The two French divisions dug in along the Ypres Salient’s northern front line around the village of Langemarck were about to experience the world’s first chlorine gas attack. The men of the Eighty-seventh Territorial Division were veterans recalled to military service at the outbreak of the war. Stationed to their right was the Forty-fifth Infantry Division—known informally as the Forty-fifth “Algerian” Division—which had served in France’s North African colonies. It included three Zouave regiments. Originally recruited from North African Berbers, the Zouaves by 1914 were conscripted Frenchmen who at this early stage in the war still wore the traditional Zouave uniform of baggy red pantaloons, braided blue jackets, and red fezzes.

The Forty-fifth also included a regiment of Tirailleurs or “sharpshooters”—native North Africans with French officers also wearing Zouave-style uniforms. In addition, two battalions of the Infanterie Légère d’Afrique (African Light Infantry) had recently joined it. The latter were composed of French convicts whose offenses ranged from vagrancy and pimping to theft and assault, and soldiers transferred from other regiments as punishment for deserting or disobeying orders. The members of the African Light Infantry had long ironically dubbed themselves “Les Joyeux” (The Happy Ones).

The Forty-fifth had only taken over their positions eight days earlier on the night of April 14. Captain Louis Botti of the Seventh Zouaves despaired at the problems of digging trenches in ground more resembling a cemetery than a defensive position: “In certain places shod feet stick out of the soil and at a place we pass a hundred times a day, red trousers appear. Everywhere, however little we seek them, the eye falls on out-stretched corpses . . . anonymous, not meaning anything to anyone.” Living conditions for all Allied soldiers around Ypres were indeed atrocious. The high water table and low elevation—barely above sea level—meant trenches flooded easily. Newcomers thought those already there “looked like tramps, all plastered with filth and dirt, and unshaven.”

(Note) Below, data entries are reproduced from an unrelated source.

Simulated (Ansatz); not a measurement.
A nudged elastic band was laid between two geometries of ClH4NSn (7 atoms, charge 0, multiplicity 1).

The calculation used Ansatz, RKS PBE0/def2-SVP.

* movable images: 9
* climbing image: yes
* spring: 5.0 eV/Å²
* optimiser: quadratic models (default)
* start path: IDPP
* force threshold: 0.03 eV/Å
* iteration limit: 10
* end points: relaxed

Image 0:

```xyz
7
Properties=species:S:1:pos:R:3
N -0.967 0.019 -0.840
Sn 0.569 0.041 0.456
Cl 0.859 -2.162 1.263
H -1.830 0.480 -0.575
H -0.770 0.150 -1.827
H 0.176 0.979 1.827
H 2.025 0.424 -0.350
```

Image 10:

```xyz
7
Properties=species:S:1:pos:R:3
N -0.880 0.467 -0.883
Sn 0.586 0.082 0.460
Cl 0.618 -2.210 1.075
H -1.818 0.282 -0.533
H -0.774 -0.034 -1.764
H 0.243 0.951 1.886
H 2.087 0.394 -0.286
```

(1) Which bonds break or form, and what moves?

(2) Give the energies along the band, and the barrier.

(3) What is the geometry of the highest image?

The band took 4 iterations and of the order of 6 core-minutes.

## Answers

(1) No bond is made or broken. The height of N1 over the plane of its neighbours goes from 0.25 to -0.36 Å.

One of the few consolations was smoking—sometimes, despite their “vile taste,” the tobacco leaves they found hanging in the lofts of farmhouses. But smoking required caution since as one soldier recalled, “if Jerry saw any smoke he would send a grenade over because he knew there was someone there.” The belief in the trenches that to light three cigarettes from one match was unlucky was not superstition but well founded—lighting up the first revealed your presence to the enemy, lighting the second allowed him to take aim, lighting the third gave him time to fire.
*
Then there were the rats. Some thought there was no point in killing them since “they would putrefy and it would be worse than if you left them alive. I think they lived in corpses, because they were . . . big as cats . . . horrible great things.”